Darweshi McRoy v. United States, No. 12-CF-1797 (Decided January 15, 2015)
Players:
Fisher, Thompson, Easterly. Opinion by
Judge Fisher. PDS for Mr. McRoy. Trial Judge: William M. Jackson.
Facts: A jury convicted Mr. McRoy of thirteen counts of sex abuse for
the alleged abuse of his stepdaughters—D.J. and M.J.—and their friend, E.W. In 2010, D.J., who was fourteen at the time,
gave a videotaped statement at the Child Advocacy Center (“CAC”) describing the
first instance of abuse that occurred when she was nine years old. In her grand jury testimony a year later,
D.J. stated that what she said in the CAC statement was true. At trial, D.J. was reluctant to testify. When asked by the government to tell the jury
what happened, D.J. refused, saying that she did not want to talk about it. Rather than push her to testify or request
that the court order her to testify, the government instead introduced the
videotaped CAC statement. Defense
counsel argued that her refusal to testify was not, in fact, inconsistent with her
CAC statement, and that the government was introducing the statement simply to
bolster its recalcitrant witness’s testimony.

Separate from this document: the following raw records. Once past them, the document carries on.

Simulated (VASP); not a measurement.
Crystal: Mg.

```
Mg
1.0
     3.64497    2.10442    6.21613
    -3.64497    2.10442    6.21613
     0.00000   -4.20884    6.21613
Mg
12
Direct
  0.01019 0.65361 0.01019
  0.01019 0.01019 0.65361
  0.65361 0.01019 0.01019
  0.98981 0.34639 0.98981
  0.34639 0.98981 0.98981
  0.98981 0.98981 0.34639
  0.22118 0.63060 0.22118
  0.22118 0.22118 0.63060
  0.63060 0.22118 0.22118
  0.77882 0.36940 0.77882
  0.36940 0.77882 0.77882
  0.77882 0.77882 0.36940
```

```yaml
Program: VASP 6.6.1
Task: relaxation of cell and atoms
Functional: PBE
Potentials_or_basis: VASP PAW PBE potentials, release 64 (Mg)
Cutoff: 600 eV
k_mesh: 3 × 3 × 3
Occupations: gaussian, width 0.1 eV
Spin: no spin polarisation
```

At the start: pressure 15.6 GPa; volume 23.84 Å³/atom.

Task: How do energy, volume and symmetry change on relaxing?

Nevertheless, the court admitted the tape to impeach D.J.’s credibility
and to show her demeanor.
Issue 1: Given D.J.’s refusal to testify, was the videotaped
statement admissible as an inconsistent statement?
Holding: No. The
Court did not decide whether the outright refusal to testify is inconsistent
with a previous statement (although it did offer some musings). Instead, the Court held that the government
did not lay a sufficient foundation for admitting the video, noting that the
government did not push D.J. to answer, did not attempt to lead D.J. through
her testimony, and did not request that the court order her to testify. Consequently, the Court was not satisfied of D.J.’s
outright refusal to testify.
Issue 2: Should the court have granted a mistrial after D.J.’s and
M.J.’s mother referenced the fact that Mr. McRoy spent time in jail?
Holding: No. The court
issued a curative instruction, and the reference to McRoy having been in jail
was brief, non-specific, and not intentionally elicited by the government.
Issue 3: Was there sufficient evidence to convict Mr. McRoy of
contact with “M.J’s breast . . . between on or about August 1, 2005 and on or
about November 30, 2007, at the residence on E Street., NE,” when M.J.
testified that she was not touched until the family moved to a residence on
Shepherd Street in 2009?
Holding: No. Even though the
Court gives prosecutors leeway when it comes to children witnesses remembering
dates and locations, the jury could not have reasonably inferred from M.J.’s
unequivocal testimony that the conduct happened at an earlier time in a
different place.
Of Note:
·
The Court did not answer the broader question of
whether the refusal to testify is inconsistent with a prior statement. It is important to continue to litigate the
issue and to push the government to use all possible measures, including the
sanction of contempt, to get a reluctant witness to give live testimony.
· The Court rejected the government’s argument for
issue 3 that defense counsel was really making a constructive amendment or
impermissible variance argument. The
Court held that the argument was rightly framed as a failure of proof argument.